It is designed with premise that URL segments from left to right may be interpreted as parent-child hierarchy structure in order to construct factors of FRA influence based on the following assumptions, given in order of dominance:
- link-path node closer to the root is more relevant than the one positioned deeper in the graph
- link-path leaf is more relevant then sibling link path node
- link-path node with greater number of child nodes is more relevant then the one with less.
where the link-path node represents a path folder, link-path leaf represents actual Target having filename in path or being without any minor URL segments (file path, query pairs) targeting a folder’s default index.
The Structure Module inherits the Frontier Layer Module base class and declares three layers:
- M03.L01: The Primary (the surface layer)
- M03.L02: The Secondary (the 1st layer)
- M03.L03: The Reserve (the 2nd layer)
Quantification is facilitated by construction of link-path structural directed graph from a collection of URLs instances. URL of each Link Instance is broken into segments guiding the tree builder trough existing graph nodes or instructing it to build new node for unmatched segment. The graph nodes are defined by name, score and children collection. The score is risen for one point each time the tree builder walks trough it i.e. the node score represents cumulative frequency of children path match against link detected within the known content. In case of Target having two or more Link Instances the node score is risen only once per unique target.
The module use tree graphs to drive the distribution:
- GT made of the current Targets
- GC made of the crawled URLs
- initial node score set to 2
- GB is a bonus factor score graph, initially emptyand
- GD built as union of these two with recalculated node score:
- GT score is divided by GC score of the matching node
- if intersecting nodes between GB i GD exist, GD score is increased with the score from the matching GB node
In the special case:
- when the GC graph is empty GD is clone of GT.
The GT and GD graphs are temporary instances used in scope of one crawling iteration, while GB and GC are preserved in the domain level crawling context.
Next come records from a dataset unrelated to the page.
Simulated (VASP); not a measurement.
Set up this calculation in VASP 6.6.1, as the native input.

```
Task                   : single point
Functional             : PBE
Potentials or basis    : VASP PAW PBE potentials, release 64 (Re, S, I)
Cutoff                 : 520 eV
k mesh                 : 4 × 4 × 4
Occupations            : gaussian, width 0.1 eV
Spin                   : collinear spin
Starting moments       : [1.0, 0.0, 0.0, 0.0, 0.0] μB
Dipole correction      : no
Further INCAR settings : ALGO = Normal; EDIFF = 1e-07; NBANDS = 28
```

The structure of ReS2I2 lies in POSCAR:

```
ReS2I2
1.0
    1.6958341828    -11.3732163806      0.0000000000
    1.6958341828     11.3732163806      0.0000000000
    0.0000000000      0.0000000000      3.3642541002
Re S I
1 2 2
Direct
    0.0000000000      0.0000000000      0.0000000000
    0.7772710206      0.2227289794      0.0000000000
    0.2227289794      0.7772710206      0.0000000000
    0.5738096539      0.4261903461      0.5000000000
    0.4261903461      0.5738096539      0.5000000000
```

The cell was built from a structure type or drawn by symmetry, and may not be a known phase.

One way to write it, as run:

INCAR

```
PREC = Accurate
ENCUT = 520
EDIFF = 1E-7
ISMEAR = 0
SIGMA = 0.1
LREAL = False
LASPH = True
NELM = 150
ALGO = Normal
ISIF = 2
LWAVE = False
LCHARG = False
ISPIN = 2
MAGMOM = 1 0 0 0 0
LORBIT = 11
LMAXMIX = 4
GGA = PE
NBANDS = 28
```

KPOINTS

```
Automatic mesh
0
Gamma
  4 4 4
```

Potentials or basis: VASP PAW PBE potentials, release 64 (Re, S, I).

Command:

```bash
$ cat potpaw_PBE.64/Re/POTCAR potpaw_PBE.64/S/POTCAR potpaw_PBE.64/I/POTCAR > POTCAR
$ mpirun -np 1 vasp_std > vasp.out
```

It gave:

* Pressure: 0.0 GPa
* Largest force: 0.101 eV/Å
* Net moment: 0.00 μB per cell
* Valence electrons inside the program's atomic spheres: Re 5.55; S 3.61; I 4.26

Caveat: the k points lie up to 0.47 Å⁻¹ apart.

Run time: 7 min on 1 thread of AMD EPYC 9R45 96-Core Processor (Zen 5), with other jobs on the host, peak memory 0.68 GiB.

The Targets are distributed into layers by active rules evaluation:
GD node with the highest score (GDtop) is selected
if it has the leafs – all are sent to the Primary
if it has the child nodes with leafs – all leafs from children are sent to the Secondary
the rest of targets goes into the Reserve
if GDtop is without leafs but has children nodes with leafs and/or with grandchildren nodes – the score redistribution is performed:
the score of GDtop is equally propagated among the first line children by writing proper positive score into GB graph
the score of GDtop is neutralized by writing negative score of the same amount to the matching GB node
In the Structure rank implementation the module is extended with another active rule providing the link relevance score adopted from the score of GD node with matching URL.